[thomas]

Quote:

I stand corrected.

Actually, i realized my reply was partially wrong, the chart AOS linked to was what i meant to say...

The resistance of a diode shoud be infinate at low voltages and very close to zero at high voltages like you said, (rather than reaching a constant as a said),but the reason that never happens is because you can't supply enough voltage to completely forward bias the diode. Instead the resistance of the LED is ALWAYS in the non-linear range when it is producing light, if you supply enough voltage to completely forward bias it (ie zero resistance), it would probably burn it out.

And the diode's resistance? it varies depending on voltage, as AOS said- there's no way of finding out without measuring the current. I usually find it to be in the range of 100-1000 ohms when it is producing some light, but only a small change in voltage will take it outside that range, and different LED types/colours will also change it.

Quote:

All the explanation does not suit my knowledge. Except stereth's. You are not measuring the LED forward bias voltage but measuring the battery suply voltage. The voltage drop is due to the internal resistance of the battery when high current passed through. Remember that voltmeter has high resistance so that when you measure at no load will give you higher voltage

Everyone posting so far has agreed on this point- the voltage measured is the source voltage, and its lower than the voltage measued on an open circuit because of the internal resistance of the battery...


Quote:

I square R is heat, not the energy to light up your LED. Power equation is IxIx(R_led+R_battery) + V(voltage for light)I

My calculation was about the total power dissipated by the LED, including heat and light. I wrote it in that form to clearly show that the resistance could not be zero (ie the diode is not fully biased) while the LED is emitting light.

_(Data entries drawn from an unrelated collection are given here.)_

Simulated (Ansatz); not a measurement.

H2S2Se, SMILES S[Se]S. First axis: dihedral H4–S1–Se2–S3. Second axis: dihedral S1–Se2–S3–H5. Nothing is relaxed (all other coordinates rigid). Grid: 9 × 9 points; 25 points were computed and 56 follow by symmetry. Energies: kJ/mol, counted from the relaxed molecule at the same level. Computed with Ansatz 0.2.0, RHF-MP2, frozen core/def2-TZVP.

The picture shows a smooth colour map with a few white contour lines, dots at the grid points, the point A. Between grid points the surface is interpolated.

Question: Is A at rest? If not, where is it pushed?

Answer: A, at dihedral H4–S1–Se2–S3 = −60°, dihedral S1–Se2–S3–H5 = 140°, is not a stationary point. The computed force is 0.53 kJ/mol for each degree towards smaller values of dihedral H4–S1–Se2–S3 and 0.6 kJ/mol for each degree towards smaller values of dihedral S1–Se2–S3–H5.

I'm guessing that your equation is a convention of optoelectronics, which i have not studied, and that you've simply seperated the joule heating from the light production. I wrote the equation in that way to "prove" that the LED must have non-zero resistance when it is emitting light. Isquared* R may not have any practical applications (since you don't know R), but it is useful in explaining this subject.

 

[jasonhanjk]

I agreed with Thomas but maybe not with AOS.

Thomas said Quote:

The resistance of a diode shoud be infinite at low voltages and very close to zero at high voltages

Totally agree!

Quote:

I usually find it to be in the range of 100-1000 ohms when it is producing some light, but only a small change in voltage will take it outside that range, and different LED types/colours will also change it.

This is because you are measuring it at the curves of before forward bias.

Aos said Quote:

You can estimate resistance as for example (1.8V - 1.6V) / (30 - 7 mA) = 8.7 Ohm

Same like diode, resistance should be zero. Of course if you meant act like a resistor then it is acceptable.

The graph clearly shows the increase in voltage increases current but you cannot use it to calculate resistance. Remember LED have almost the same characteristic as diode.

In actual practice we find the voltage drop accross the LED and the current required. By then you calculate the series resistor required. Internal resistance of LED is a don't care.

Supply voltage = 10V DC
Voltage drop for LED = 1.7V
Supply current = 0.02A
Resistor = (10-1.7)/0.02 = 415 ohm
In the market there is no 415 ohm so choose 10k ohm resistor and follow the meta42 design.

To calculate required resistor, follow this link, this web designer forgot to add open and close bracket for the formulae.
http://home.cogeco.ca/~rpaisley4/LEDcalc.html

If somebody had read through the meta42 or the new PPA design, it use zener diode and CRD to stabilize voltage and current accurately.
That is why resistor is not favoured when supply voltage increase to 10.5V, your little LED has only 2.0V max and it is receiving 2.2V.
Using the same formulae and current remain the same.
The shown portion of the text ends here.